This is the bugbear of Uyiosa Abusomwan, Professor of Product Management and Industry 4.0, part of the Masters of Engineering Management and Leadership program at Rice University. Uyiosa Abusomwan is an innovative leader at Eaton Corporation, where he and his team are revolutionizing the way Eaton develops products. They’ve done this digitizing their product data and engineering models. Doing this, his team has streamlined product design so much so that a process that used to take months now takes hours.
Uyiosa Abusomwan, welcome to the podcast.
Uyiosa Abusomwan: Thank you, Leah. It’s a pleasure to be here.
How Can You Shorten a Product Development Cycle from Months to Hours?
Leah Archibald: So tell me, a product development cycle that used to take you several months, now takes you hours. How is this even possible?
Uyiosa Abusomwan: The short answer to how to shorten the product development cycle is automation of design processes. Typically, if we look at the traditional product development process, we have people in New York sending models and files and requirements to someone else in the West Coast, and that data could go to China for manufacturing, or it could go to India for additional engineering work and so on. So the idea is: How can we effectively automate the design process – the ands-off of requirements and models and data – and streamline the process to expedite the design of the product.
What is Automation in Product Development?
Leah Archibald: Tell me more about automation in product development. Because we often think of product development as very people-heavy.
Uyiosa Abusomwan: Automation in product development involves two kinds of digitization. The first is digitizing the domain knowledge. The second is digitizing the design processes.
Two Steps to Automation in Product Development
Uyiosa Abusomwan: The first step is to digitize the knowledge that it takes to create a new product. We need to digitize domain knowledge so that a machine can read it. For example: I’m designing a valve, and I need to find an O-ring that is suitable for that valve. Can we have a machine read a table and pick that? Can we digitize that knowledge in such a way that a computer can assign an O-ring profile and select an O-ring for our product? That’s step 1, digitizing domain knowledge.
Step 2 is digitalizing processes. For example, when we do design, we create a CAD model, we create engineering calculations, we create models for cost using aPriori. Can we parameterize the design variables? Can we set up those models in such a way that a machine can execute those files? For example, with aPriori, we run aPriori in batch command mode and feed in the parameters that we need to do the job. That’s digitalizing the processes: setting them up in such a way that a computer can execute those models, can pull outputs out of them, can push inputs into them and effectively drive the work that humans do.

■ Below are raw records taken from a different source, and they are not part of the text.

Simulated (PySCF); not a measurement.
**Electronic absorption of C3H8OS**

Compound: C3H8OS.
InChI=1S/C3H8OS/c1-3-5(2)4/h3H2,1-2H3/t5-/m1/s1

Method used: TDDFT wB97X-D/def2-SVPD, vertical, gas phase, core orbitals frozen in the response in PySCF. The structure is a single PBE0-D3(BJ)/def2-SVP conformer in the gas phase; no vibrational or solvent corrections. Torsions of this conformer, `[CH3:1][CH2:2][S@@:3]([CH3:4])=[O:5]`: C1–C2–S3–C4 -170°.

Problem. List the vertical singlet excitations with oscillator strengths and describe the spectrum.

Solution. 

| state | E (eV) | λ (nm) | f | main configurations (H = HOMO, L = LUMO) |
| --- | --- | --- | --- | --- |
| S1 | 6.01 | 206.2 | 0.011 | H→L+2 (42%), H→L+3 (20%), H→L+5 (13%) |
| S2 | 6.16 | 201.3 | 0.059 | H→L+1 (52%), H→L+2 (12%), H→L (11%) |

Leah Archibald: This sounds like a completely different workflow from what engineers are used to in product design. Could you just give me an idea of what it looks like? Like if I’m sitting behind an engineer’s shoulder, and I’m looking at their computer, how is it different?
Uyiosa Abusomwan: That is a very good question. Before digitalization, when designers were working, they were not taking into consideration the possible variation of that design. They were not taking into consideration the potential for a computer to change the geometries in the design or change the material in the design. For a long time, CAD modeling software has been parametric.
What is Parametric Design?
Leah Archibald: Define what does parametric mean in terms of CAD software?
Abusomwan: Modeling software has been parametric in the sense that a computer can change the parameters. So for example you have a shaft, you will have a diameter, and you have an overall length. And before now, when engineers built a shaft, they just say, “Overall length, 10 inches, diameter, 2 inches.” And that’s all they care about. The software itself assigns a parameter to that length and assigns a parameter to that diameter, and those are not exposed.
But moving forward now, a designer now has to say, “I have to assign a parameter now, a parameter to the length and a parameter to the diameter such that a computer can override the diameter that I set it to be.” For example, I can say, “My length is L, and it’s equal to 10.” In the future, a human can come in and change L equal to 15. A computer program can also change L and change L equal to 8. So that is what parameterization is all about, it’s setting up our models in such a way that a computer can change the material properties and other variables in our product.
Digitization Drives Automation, Drives Innovation, Drives Business Results
Leah Archibald: And what is the benefit of allowing a computer to do that? What does it get you in the end?
Uyiosa Abusomwan: That’s what drives this automation. Humans, using our creativity, come up with the architecture. A computer can take that architecture and drive optimization. So, I am designing a shaft, and I need to optimize that shaft for given load conditions. A computer can take that and very quickly change the length to meet a designed goal, or a desired goal, or the design requirement that we get from our vendors.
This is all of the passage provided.